[prev in list] [next in list] [prev in thread] [next in thread] 

List:       koffice-devel
Subject:    Re: KSpread data model (~format storage)
From:       Tomas Mecir <mecirt () gmail ! com>
Date:       2005-05-17 7:32:08
Message-ID: 492258b105051700322e1baaca () mail ! gmail ! com
[Download RAW message or body]

Hi there !

On 5/17/05, Sébastien de Menten de Horne <sdementen@skynet.be> wrote:
> Hi,
> Well, after this small introduction presenting my motivation, let's start with
> my point: kspread internal data mode (or format storage?)
> I read with interest the kspread/DESIGN.html in order to understand the
> internals of kspread with still a certain level of abstraction (BTW, is there
> more documentation of this kind for kspread  (ie at the same level of
> abstraction)? )

Hm, there isn't really much documentation ... And that which exists is
at lower abstraction level (describes classes and methods). Also, the
design.html describes mostly planned features - ie. the new storage or
manipulators are not in yet.

> I have some specific and general comments on it.
> 
> Now, what I have understood basically is that kspread stores information on
> each cell on a cell per cell basis for its content/value/formula (i.e. create
> a cell object when it is non empty with this information) and in another way
> (ala "raytracing"/depth-buffer) for format storage.

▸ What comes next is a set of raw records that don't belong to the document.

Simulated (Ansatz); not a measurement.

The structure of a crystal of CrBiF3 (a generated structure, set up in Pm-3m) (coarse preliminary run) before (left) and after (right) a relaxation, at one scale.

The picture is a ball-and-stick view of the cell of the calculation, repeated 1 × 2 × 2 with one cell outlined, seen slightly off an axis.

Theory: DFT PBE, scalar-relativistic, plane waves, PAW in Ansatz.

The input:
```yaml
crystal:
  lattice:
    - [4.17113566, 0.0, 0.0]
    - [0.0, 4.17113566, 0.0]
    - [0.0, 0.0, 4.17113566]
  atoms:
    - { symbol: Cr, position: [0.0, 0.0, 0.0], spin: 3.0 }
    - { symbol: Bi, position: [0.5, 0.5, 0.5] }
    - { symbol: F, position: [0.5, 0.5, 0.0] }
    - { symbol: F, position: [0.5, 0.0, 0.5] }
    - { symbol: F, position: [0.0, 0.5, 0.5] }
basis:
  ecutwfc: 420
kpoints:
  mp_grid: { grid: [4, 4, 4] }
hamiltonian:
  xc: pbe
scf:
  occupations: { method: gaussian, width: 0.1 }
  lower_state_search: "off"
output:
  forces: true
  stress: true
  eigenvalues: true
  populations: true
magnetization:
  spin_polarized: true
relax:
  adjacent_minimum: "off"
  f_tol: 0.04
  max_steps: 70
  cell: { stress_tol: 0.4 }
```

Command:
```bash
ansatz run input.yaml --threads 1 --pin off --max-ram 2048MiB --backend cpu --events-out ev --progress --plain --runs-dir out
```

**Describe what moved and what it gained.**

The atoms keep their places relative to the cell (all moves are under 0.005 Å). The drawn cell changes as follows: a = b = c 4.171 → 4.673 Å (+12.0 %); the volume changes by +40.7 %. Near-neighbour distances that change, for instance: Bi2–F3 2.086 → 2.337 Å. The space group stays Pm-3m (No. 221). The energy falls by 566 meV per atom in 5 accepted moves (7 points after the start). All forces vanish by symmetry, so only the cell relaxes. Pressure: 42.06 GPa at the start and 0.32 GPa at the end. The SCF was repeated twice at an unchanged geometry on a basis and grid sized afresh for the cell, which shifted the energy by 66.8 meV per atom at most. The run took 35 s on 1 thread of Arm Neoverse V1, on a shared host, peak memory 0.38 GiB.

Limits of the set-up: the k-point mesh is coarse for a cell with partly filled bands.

The depth buffer isn't really implemented yet, only some rough first
steps were done (unless something big happenned in the past two
monthes, when I was busy with other things and didn't track
development much - but I kinda doubt that, as I'd notice something as
big). So, currently, the cell stores everything about itself - no
separate storage.

> In fact, if I take the example for form storage in DESIGN:
>   Range    | Formatting Piece
>   Column B | Bold on
>   Row 2    | Italics on
>   A1:C5    | Yellow background

I personally wasn't even quite sure whether this would work well
enough, although Ariya was pretty confident that it would - as I've
said, it's all in the thoughts phase as of now.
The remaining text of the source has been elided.